If Apple wanted to create a lively 3D avatar for Siri, they could, but they don’t for business reasons. Anything less than complete realism for Siri would make the creature appear uncanny and creepy, turning off consumers. It’s likely that Apple could even make Siri’s voice more natural, given that her tone hasn’t changed much since her release in 2011. But again, Apple would have to improve her naturalism by leaps and bounds to pass the uncanny valley and make Siri acceptable to consumers.
However, as individual AI domains increase in sophistication, a new opportunity will arise that involves mashing up disparate AI modules. For example, if Siri had a 3D face floating on the screen of a self-driving Tesla, the effect would be like talking to Kit, the automated assistant featured in 1980s television show, Knight Rider. Instead of creeping us out, the combination would be delightful, tickling our curiosity. “Siri, take me to the grocery store.” “Okay, would you like to stop by the bank along the way?” If you added some eyelashes and fleshy features, you might start to feel like you had a real-life shopping companion.
The final 20% of AI sophistication for voice assistants will probably cost the same as the first 80%. But, as we get closer, it will become easier for entrepreneurs to round up the current best-performers in AI and produce a symphony of life emulation.

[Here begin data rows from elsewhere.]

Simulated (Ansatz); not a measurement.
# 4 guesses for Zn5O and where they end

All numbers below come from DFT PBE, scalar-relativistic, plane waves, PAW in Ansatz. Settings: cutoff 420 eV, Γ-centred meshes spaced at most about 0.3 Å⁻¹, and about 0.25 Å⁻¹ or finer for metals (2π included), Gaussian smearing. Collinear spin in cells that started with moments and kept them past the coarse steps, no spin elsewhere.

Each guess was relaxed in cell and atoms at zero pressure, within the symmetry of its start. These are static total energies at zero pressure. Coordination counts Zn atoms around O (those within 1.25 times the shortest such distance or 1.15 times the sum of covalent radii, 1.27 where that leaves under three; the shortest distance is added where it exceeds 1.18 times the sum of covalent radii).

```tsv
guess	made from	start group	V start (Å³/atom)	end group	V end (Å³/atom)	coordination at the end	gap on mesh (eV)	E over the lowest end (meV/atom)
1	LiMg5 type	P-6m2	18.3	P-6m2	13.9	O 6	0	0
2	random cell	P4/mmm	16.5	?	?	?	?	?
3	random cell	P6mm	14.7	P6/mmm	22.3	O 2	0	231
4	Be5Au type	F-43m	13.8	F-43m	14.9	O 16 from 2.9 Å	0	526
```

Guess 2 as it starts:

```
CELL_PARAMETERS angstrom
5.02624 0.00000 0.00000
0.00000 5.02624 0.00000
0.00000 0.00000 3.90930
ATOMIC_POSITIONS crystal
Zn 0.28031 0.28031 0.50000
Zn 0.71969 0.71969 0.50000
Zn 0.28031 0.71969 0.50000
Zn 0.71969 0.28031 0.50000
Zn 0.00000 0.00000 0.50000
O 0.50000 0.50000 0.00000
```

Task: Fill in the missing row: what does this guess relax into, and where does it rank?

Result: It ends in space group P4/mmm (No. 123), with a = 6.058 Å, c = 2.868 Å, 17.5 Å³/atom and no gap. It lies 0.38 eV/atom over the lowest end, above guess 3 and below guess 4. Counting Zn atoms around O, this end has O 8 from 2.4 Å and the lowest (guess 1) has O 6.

Benchmarking AI to Brain Modules
A naive way to measure AI progress is to look at the size of the computers involved in AI. For example, the size of Deep Blue, which is the computer that beat the world chess champion Kasparov in 1997, was about the size of a filing cabinet. Meanwhile, the chess-playing module inside of our brain is maybe the size of a pea. The volume ratio between a pea and a filing cabinet is perhaps 1:50,000, which means that the AI for playing chess had roughly one-fifty-thousandth the efficiency of the human brain. However, within a decade, cell phones had enough processing power to play world-class chess.
Likewise, the size of Siri or Alexa today may take up an entire data center, which is about 1,000 filing cabinets, whereas our brain's language processing center (Wernicke's component and the Broca region) is around the size of a walnut. In a decade, it's possible that Siri or Alexa could exist inside a small module on our phones.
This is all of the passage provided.